There’s a simple way to go through December in search of more connection with God. It’s called Advent, and this is Article #4 of our four-week series. You can find the first week on hope here, the second week on peace here, and the third week on joy here.
So many made-for-Netflix holiday movies are about the same thing: being in love. I watched a movie called ‘Holi-Date’ a couple of weeks ago (take this as more of a confession than a recommendation) and realized mid-glass-of-wine that we somehow associate Christmas with the warm fuzzies of romance. But Jesus came with a love that was much better than that. This last week of Advent, let’s try to set aside what we’ve learned about love from Netflix and consider a completely different kind.
Start by doing this:
- Light four candles: one for hope, one for peace, one for joy, and now the last for love.
- Take a deep breath.
- Consider this question in silence for 30 seconds:
Who made you feel loved this year, and how did they do it?
I’m willing to guess the last time you felt loved, it didn’t have anything to do with Netflix-like-romance. The world has taught us wrongly about what love looks like in action. We’ve been taught that love lights candles and wears lingerie. But I’m guessing your example was probably closer to something someone did that made you feel seen, known. Someone who loves well shows you that you are valued even when it costs them something to do it.
My husband is really good at this. He sees the little daily things I can’t do for myself (or just stuff that causes me tons of difficulty), and he picks exactly those things to do for me. He makes coffee every single morning (mine is awful). He takes two of our kids to school every single day, even though it cuts off a little chunk of his workday. These are things that cost him time and bother, and he does them anyway. I feel seen and known for my crappy coffee-making skills. I feel valued by his sacrifice for my time.
The whole Christmas story happened at a personal cost to God that went far beyond what you or I have ever done for someone else. God signed himself up for a painful sacrifice, and he did it waaaaaaaay before Jesus was actually born. He knew we were in trouble and separated from the eternal life of God because of our sin. And He knew we couldn’t help ourselves. The fix was going to be painful for God, and He chose it anyway. We can be sure He knew exactly what he was choosing because of scriptures like this written about the Messiah to come over 700 years before Jesus was born.
He was despised and rejected by mankind,
a man of suffering and familiar with pain.

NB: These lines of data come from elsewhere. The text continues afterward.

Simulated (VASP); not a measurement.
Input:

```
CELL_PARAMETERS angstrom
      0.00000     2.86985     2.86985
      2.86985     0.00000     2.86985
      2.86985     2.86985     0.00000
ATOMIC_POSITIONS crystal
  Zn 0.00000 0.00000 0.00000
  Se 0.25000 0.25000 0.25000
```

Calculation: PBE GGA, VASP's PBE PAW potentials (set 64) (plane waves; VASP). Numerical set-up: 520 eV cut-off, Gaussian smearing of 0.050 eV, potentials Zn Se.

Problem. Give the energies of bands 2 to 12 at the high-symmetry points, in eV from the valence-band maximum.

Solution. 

Like one from whom people hide their faces
he was despised, and we held him in low esteem.
Surely he took up our pain
and bore our suffering,
yet we considered him punished by God,
stricken by him, and afflicted.
But he was pierced for our transgressions,
he was crushed for our iniquities;
the punishment that brought us peace was on him,
and by his wounds, we are healed.
God planned the first Christmas at the very foundations of the world. He knew it would cost him terribly, but he had a much bigger objective than Himself. His objective was to make sure you and I understood that we are seen, known, and wanted in the family of God.
God made the first move to say, “I love you.” He saw what we needed, and he did it even though it hurt him. This is the very definition of love—valuing another so much that we are willing to cost ourselves something to communicate that value.
This is love: not that we loved God, but that he loved us and sent his Son as an atoning sacrifice for our sins. 1 John 4:10
I know when someone from a church says, “God loves you,” you might have to fight hard not to roll your eyes. If you don’t feel loving feelings to or from God this Christmas, I think that’s OK. Instead of thinking of love as an emotional experience, I challenge you this week to see the story of Christmas in a new light.
Read it this year as a comment on your deep value to God.
He was willing to watch his Son be born to suffer and die to get his point across to you. He knows what you need most, and it was a Savior you couldn’t provide for yourself. As a matter of fact, that was announced by the angel on the very night of his birth:
“Today, in the town of David, a Savior has been born to you; he is the Messiah, the Lord.” Luke 2:11
God willingly sent Jesus that first Christmas, and it hurt him to do it. It was the greatest act of love our world has ever seen. And it was for you.
This week, let’s pray a prayer straight from Ephesians 3. It’s a prayer asking that we’d really be able to understand and receive the unbelievable love of the God of Christmas:
Help me to become rooted and established in your love. Please give me the power, together with all your people, to grasp how wide and long and high and deep is the love of Christ, and to know this love that surpasses knowledge—that we may be filled to the measure of all your fullness.
10 Minutes To More Love (Advent: Week Four)
What stands out to you most about this article? Why that? (Noticing what strikes you can be the beginning of hearing from God. Lean into it.)
How tangibly (or not) are you feeling the love of God lately? If you are feeling it, describe how. If you aren’t, what is the barrier?
Sometimes we feel it, but as Alli said, there’s proof that runs way deeper than our emotions. Think of your worst moments lately. Think of the worst choices in your life. Even in our VERY worst, God came for us. He proved His love, and he wants us to trust it. What would it look like to trust His love for you right now—even if you can’t feel it?
Think of a few ways to connect with God’s love practically and respond to Him. Choose at least one to try this week. Tell a friend your plan, so they help hold you to it.